Librarians Who Wikipedia: Allison Frick, Glenside Free Library

Monika Sengul-Jones, OCLC Wikipedian-in-Residence /

Wikipedia + Libraries: Better Together is an OCLC project that is building bridges between public libraries and Wikipedia; featuring an online training program for US public library staff hosted by WebJunction in the fall of 2017. Librarians Who Wikipedia is a series of interviews with library staff who engage with Wikipedia

Allison Frick, Youth Services Librarian at Glenside Free Library, a branch of the Cheltenham Township Library System (Glenside, PA), recently began to use Wikipedia as a tool to teach information literacy skills at her library. She finds that engaging with Wikipedia can help computer users of all levels critically evaluate and improve their online experiences. 

Photo of Allison Frick

Allison Frick, youth services librarian, uses Wikipedia to teach information literacy
at her library. Credit: Courtesy Allison Frick

How do you use Wikipedia with your community members?

Wikipedia is great for teaching information literacy—use it as a jumping off point! At our recent event, the barriers to entry were low. We provided laptops, snacks (the gummy worms were a big draw!) and coffee. Participants started by learning how to turn the computer on and find the browser; we started at that level to make sure that people were not nervous. We went to Wikipedia, looked at a couple of articles and talked about how editing works. Then we made user accounts and discussed privacy online—this is all information literacy.

We also demonstrated how an internet search that goes to Wikipedia can guide you to library resources. Now ISBN citations take you to WorldCat, to library catalogs, then you can check out books for free! Wikipedia provides ways to direct more people to free and helpful resources and to teach important things to know about the internet. It was all a big intro, but by the end our one-hour event we had, as a group, successfully added one citation to one page.

How do you approach the reliability of Wikipedia?

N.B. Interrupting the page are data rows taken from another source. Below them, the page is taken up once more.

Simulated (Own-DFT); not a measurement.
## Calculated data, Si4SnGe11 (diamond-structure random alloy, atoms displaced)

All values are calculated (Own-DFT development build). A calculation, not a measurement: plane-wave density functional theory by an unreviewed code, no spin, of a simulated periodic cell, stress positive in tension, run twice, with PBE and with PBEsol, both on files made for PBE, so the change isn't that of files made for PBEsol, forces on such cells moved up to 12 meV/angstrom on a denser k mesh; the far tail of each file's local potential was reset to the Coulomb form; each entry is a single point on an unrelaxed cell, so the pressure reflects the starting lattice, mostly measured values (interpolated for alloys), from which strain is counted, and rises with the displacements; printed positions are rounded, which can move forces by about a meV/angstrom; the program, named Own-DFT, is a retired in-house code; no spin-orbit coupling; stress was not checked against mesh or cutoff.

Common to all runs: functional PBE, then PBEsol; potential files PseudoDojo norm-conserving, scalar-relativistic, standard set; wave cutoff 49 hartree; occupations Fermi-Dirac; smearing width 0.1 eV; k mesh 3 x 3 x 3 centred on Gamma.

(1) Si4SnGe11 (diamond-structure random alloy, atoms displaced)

When someone says they shouldn’t use Wikipedia because it’s unreliable or because their teacher said not to, I respond: well, yes you can! I recommend using Wikipedia articles as a jumping off point, and then checking their bibliographies for other articles that could help your investigation. This will help get your brain ready to do more research. Even in good articles, there are going to be biases—based on what kinds of topics have or haven’t gotten coverage or how something is organized. But these kinds of gaps are not a good reason not to use Wikipedia! If you see a gap, use that as an opportunity to figure out how to do it better. You can edit Wikipedia. Don’t accept that other people are not writing about things that matter to you, you have permission to do something too. 

Who came to your event?

It was open to teens and adults; seven teens and four or five adults came. Diversity is a strength of our library; there were a lot of people of color. One young woman came who wanted to start a paper but she didn’t own a laptop. This was a chance for her to get started. The teens were more comfortable online; the adults were new to computers. It was nice having a mix. The teens brought a happy, positive energy and everyone was excited to try something new. An hour was just enough to get started, to think about Wikipedia as a place to get information and to start learning how to evaluate online information.

I’m using Wikipedia to empower our youth—to give them a sense that they can do things, they have permission and there’s more than one way of doing something. 

Photo of Allison Frick and Christina Riehman-Murphy

Allison Frick (left) and Christina Riehman-Murphy, a librarian at Penn State, partnered to
organize an information literacy event focused on women in science. Credit: Courtesy
Allison Frick.

How did you get started with Wikipedia?

Christina Riehman-Murphy, a former colleague and now a reference and instruction librarian at Penn State University, suggested Wikipedia to me. She also joined me in organizing my first event. I have a small grant from Bentley Systems (a software engineering company) for STEM programming. It’s thanks to them I’ve been able to do events around girls and coding, girls and science, women in STEM. These kinds of programs don’t solve everything but they help change the way that the pipeline works.

Do you plan to do more Wikipedia-related events?

Yes! I’d like to do a session that builds on this and focuses more on editing. Our event was so positive. Now I can show my head librarian these outcomes and say, “they wanted this, they came and stayed, we need to do more of this.” Wikipedia is so much easier than I than thought it would be! This is a message that I aim to convey in these sessions, to have people say, “yes, I know something and I can add a reliable reference to Wikipedia—I can do this!” Especially for young women, I want them to value their own voice and realize they have something meaningful to contribute, especially if they feel no one else is saying it. 

What message would you like to give to public libraries?

Try a Wikipedia program! It is so much fun. And its accuracy and usefulness as a resource have increased dramatically, especially now that it helps connect you to library collections.